The League proposes a monument with 437,676 acres managed by the Forest Service, including the 279,277-acre Sawtooth National Recreation Area, plus 133,600 acres managed by the BLM.

The high alpine area is home to “impressive” big game habitat, the headwaters of four major rivers and more than 150 lakes higher than 10,000 feet in elevation, Mazzotta said.

The League promotes the area as “one of the largest under-protected roadless landscapes in the Lower 48.”

The Forest Service portion has 329,636 acres of Inventoried Roadless Area plus 91.4 miles of motorized and non-motorized trails, agency spokeswoman Julie Thomas said. The agency also has 210,512 acres comprising seven grazing allotments in the SNRA and Ketchum Ranger District.

The BLM’s portion has several ATV, single-track and non-motorized paths. Roads range from primitive to improved, and some are only open seasonally. Also in the BLM area are four partial or whole wilderness study areas, 13 grazing allotments and a section of wild horse range.

A monument would bring the land under one management plan, superseding the three existing plans.

Mazzotta said that would benefit the connected nature of the watershed.

Stark disagreed. The existing plans are better because the diverse land has numerous uses.

“It would probably be insanity for them to try to manage all that country the same way because they’d have to initiate environmental work that would probably take a century to get through,” she said.

Mazzotta said the League and other groups want the monument managed jointly by the Forest Service and BLM, not the National Park Service. They also are pushing for Idaho Fish and Game to keep regulating hunting and fishing.
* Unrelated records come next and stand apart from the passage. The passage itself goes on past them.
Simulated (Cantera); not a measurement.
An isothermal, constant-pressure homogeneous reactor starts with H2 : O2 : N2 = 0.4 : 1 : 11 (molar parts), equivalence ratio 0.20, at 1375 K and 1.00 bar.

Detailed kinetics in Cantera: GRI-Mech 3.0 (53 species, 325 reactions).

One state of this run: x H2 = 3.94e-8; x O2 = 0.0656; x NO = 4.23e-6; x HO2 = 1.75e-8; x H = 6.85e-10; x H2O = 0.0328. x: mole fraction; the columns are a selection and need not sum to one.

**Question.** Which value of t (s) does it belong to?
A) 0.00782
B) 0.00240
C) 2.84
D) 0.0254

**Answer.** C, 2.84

“It is tricky when folks try to generalize that ‘all monuments are this,’ because really they are not,” she said. “There are monuments that don’t have a single paved road and not a single visitor service in them all the way to the other end of the spectrum.”

An economic boost?

Matt Leidecker, Erik’s brother and a Hailey photographer and guidebook author, said he favors a wilderness designation so much that he’s willing to give up his beloved mountain biking there.

“I think it is important to protect the wild places that we have with as robust protections as we can muster, because we don’t have that many of them left,” he said.

But he said he’d settle for a monument, which would bring more notoriety and more people, benefiting the economy and guiding services such as his brother’s.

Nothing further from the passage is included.